Yeti GOBOX Collection

Big western ranches

James Riley

Banned
Joined
Jan 10, 2015
Messages
1,821
Idle curiosity for anyone who knows. Sorry if this is the wrong forum to ask this, or if it's all moot, but I'm curious if anyone here could educate me. :confused:

I understand Texas is different but when it comes to states like Colorado and Wyoming and Montana, I've always wondered how some ranches got so big.

First, I know there were homestead acts where each family member, ranch hands and whatnot would all file, prove up and then "sell" to the one guy who was really behind it all, but there is no way there was enough people to make up some of the contiguous acreage (tens or hundreds of square miles) we see on some ranches today.

Second, even if they were put together by arm's length purchases from independent sellers, it's hard to believe so many people filed contiguous to each other. I figure most were on good flat bottoms so how did all the high and dry get wrapped into it.

Third, I know the railroads were given a checker board and maybe they sold to other private folks like ranchers but again, how did the checkerboard get filled in?

Fourth, "if" the railroads were give contiguous sections, weren't those timbered for ties? If so, again, how did all the non-timbered range land end up in those big ranches?

Fifth, I suppose State land grant or school sections could have been transferred, traded, sold, consolidated, auctioned or whatever. Is that what happened?
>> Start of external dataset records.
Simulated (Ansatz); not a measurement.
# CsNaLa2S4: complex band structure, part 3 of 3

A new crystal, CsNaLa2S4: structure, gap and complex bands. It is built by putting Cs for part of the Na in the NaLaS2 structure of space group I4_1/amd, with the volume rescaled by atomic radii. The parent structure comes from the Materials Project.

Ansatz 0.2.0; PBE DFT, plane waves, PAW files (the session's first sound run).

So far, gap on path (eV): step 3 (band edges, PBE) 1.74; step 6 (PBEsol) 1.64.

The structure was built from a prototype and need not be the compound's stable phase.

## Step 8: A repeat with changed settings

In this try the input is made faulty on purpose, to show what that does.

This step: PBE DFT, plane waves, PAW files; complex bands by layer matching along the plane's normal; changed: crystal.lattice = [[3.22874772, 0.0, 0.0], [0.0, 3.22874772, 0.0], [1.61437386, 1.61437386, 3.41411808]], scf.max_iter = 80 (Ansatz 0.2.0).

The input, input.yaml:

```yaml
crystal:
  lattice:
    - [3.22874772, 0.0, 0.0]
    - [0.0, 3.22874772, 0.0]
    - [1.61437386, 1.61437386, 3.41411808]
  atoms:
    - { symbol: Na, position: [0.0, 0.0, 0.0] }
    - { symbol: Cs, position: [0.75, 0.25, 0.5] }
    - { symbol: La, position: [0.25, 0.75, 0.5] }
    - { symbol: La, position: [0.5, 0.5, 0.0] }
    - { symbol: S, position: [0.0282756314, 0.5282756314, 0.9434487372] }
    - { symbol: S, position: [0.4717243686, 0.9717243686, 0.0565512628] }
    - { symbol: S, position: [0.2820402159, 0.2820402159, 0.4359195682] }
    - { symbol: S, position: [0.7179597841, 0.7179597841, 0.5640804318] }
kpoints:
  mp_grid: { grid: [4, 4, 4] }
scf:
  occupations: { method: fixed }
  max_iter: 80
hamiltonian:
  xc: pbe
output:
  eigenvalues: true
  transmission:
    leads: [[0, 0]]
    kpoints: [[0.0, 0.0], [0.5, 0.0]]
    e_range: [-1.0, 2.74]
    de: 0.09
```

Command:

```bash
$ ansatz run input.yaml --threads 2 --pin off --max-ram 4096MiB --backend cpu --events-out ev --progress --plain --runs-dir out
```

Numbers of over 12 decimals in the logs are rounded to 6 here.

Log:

I really don't know and there might be a good legal explanation and I'd really love if someone could enlighten me on how it all got put together. However, as a suspicious (paranoid?) lay person, it smells funny. Like, in the late 1800s/early 1900s there was some shenanigans with State and/or Federal Senators/Representatives/governors/bankers/barons etc.which allowed large tracts of public land to somehow end up in private ownership and I've wondered if it was all legal and stand up, even at the time.
 
You mean like the 300,000 acre Great Western Ranch near me ? Butterfield stage buildings,etc..
I'm still trying to find out histories out here of stuff like this. Many here were by gun point for sure,seems like it's still going on in NM. LOL
Heard it just sold in bidding war 59mil.
DB Horton the crap home builder is new owner.
Cattle operation stopped as it was and all the elk hunts now off the table from the public.
Millions in lost local revenue,jobs and new owner gets tax write off.......
Sorry for the hijack ....
.
 
There is no question that relatives and hired help homesteaded to increase the size of the ranch but the biggest contributor was the dirty thirty's. Hundreds of thousands of people were living on small marginal homesteads scratching out a living during the good years of the 20's. During the 30's they starved out. The homesteads were sold to the more established ranch owners for little to nothing. I bet a lot of them were gotten for the taxes. If you had any money during the thirty's you could put together a big ranch and not spend to much.